“Do You Now Believe?”

“I came forth from the Father, and have come into the world; I am leaving the world again, and going to the Father.”  His disciples said, “Now you are speaking plainly, and are not using a figure of speech.  Now we know that you know all things, and have not need for anyone to question you; by this we believe that you came from God.”  Jesus answered them, “Do you now believe?  Behold, an hour is coming, and has already come, for you to be scattered, each to his own home, and to leave Me alone; and yet I am not alone, because the Father is with Me” (Jn 16:28-32).

Jesus is nearing the end of His upper room message to His disciples; a message of preview as to what is coming, a message of hope, a message of assurance, a message of promise, a message of comfort, and, as we see here based on the reaction of the disciples, a message of identity.  Jesus identifies Himself as the One who “came forth from the Father”.

This identification fits the theme of the entire book of John as Jesus said many times that the only requirement to attain eternal life, the only requirement to become God’s child, is “to believe in Him who God has sent” (Jn 6:29).  So Jesus comes back to this narrative here, describing Himself as the One whom God has sent.  And the disciples are “getting” the message.

Jesus simply starts off this passage with four facts.  “I came from the Father.  I came into the world.  I am leaving the world.  I am going back to the Father.”  Based on this testimony and three years of living it, the disciples respond with, “By this we believe that you came from God.  We believe what you have said is true.  We are ‘all in’ “.

Jesus then prophesies that even with this assurance that the disciples are “all in” as His followers, they are about to be scattered like sheep without a shepherd.  In predicting the circumstances around His arrest, trial, and execution, Jesus assures His disciples that even though they will leave Him, He will not be left alone.  The Father is with Him.

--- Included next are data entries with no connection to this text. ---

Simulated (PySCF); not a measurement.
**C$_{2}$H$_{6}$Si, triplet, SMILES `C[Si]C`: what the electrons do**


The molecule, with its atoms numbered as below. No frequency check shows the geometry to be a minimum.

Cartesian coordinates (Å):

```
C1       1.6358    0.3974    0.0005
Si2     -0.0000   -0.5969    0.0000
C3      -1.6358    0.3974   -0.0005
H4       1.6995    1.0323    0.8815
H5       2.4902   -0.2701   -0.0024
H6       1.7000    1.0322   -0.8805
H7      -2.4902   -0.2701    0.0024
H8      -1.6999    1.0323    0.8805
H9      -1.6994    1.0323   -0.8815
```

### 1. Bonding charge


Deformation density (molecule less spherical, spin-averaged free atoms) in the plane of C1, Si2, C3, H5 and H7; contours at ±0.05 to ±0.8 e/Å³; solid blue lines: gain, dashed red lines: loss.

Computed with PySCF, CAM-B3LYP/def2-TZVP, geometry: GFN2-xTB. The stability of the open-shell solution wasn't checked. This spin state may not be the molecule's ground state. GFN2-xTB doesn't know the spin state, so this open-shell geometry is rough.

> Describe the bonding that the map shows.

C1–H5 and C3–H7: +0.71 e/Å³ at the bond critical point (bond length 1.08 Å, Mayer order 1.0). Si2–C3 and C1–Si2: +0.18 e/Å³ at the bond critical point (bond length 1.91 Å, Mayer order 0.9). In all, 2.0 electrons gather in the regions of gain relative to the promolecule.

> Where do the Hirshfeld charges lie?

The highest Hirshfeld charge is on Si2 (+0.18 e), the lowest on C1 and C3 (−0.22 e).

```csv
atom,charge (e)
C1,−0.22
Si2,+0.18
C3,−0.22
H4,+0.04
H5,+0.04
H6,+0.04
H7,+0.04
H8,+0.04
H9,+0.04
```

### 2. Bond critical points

Now unlike the disciples at the time, we do know what came next.  The disciples were scattered.  And in Christ’s final prayer before His arrest, it is just the Father and the Son in the Garden of Gethsemane where we see a complete trust between the Father and the Son.  As Christ faced His darkest hour, He asked for the cup of death to be removed from His path.  But in praying to the Father, “Not My will, but yours be done” (Lk 22:42), Christ gave us a living breathing picture of what He had said from the beginning, “I have come to do the will of the Father” (Heb 10:7).